As after WW1, WW2, Afghanistan and Iraq, huge profits will accrue to western financiers, armaments manufacturers and construction industries, which will again flock east to offer ‘assistance’ to rebuild war-torn areas and industries**. These people will be the only beneficiaries. Not only have they brought unnecessary suffering on countless ordinary people but are currently risking provoking the ultimate tragedy of a nuclear conflict.
Bear in mind the millions of Russians who died resisting the German invasion of the Ukraine in 1941 and the number of ethnic Russians who live in the Ukraine.
Is it any wonder that, when Russia was faced with the West’s attempt to deny it access to the Black Sea and NATO’s decision that Ukraine would become a member, its response was ‘so far but no further’?
But the EU, with the support of its hypocritically fervently obsessed anti-communist American backers, could not be content. Like all inherently unstable powers, the EU could not resist the temptation to divert attention from its internal problems by expanding its empire. It has chosen to risk a pyrrhic victory that can easily become its epitaph.
It ignored a cardinal maxim of war – always avoid a battle you cannot win (even with American money).

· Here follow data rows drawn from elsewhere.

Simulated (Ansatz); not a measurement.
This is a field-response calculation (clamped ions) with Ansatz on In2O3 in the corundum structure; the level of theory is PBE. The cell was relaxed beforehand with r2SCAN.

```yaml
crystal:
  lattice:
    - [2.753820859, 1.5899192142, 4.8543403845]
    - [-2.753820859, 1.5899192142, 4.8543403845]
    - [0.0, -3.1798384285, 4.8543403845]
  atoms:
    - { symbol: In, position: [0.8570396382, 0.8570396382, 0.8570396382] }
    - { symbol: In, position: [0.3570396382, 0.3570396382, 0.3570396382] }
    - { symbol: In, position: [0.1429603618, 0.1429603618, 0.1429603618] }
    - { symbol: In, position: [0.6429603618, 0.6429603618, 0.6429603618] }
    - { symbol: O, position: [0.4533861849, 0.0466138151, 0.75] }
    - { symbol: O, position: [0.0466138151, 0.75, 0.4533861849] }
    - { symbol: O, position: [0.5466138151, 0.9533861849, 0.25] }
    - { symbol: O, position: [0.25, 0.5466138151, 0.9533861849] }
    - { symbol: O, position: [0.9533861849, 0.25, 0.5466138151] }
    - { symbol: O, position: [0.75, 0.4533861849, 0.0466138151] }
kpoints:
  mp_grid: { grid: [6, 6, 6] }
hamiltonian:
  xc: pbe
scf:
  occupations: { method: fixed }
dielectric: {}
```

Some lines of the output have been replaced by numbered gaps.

For many decades, I was vocally anti-communist. However, the aftermath of the Iraqi War made me realise that politics is not a line ranging from left to right, but a circle upon which the nearest bedfellows are communism and national socialism. More importantly, I also learnt that politics is a game that is used by those who profit from war – those who really pull the levers of power in our world.
* The UK alone has pledged £12,500,000,000 over three years.
** For example, one US Corporation alone gained $39,500,000,000 in ‘Federal contracts related to the Iraq war’.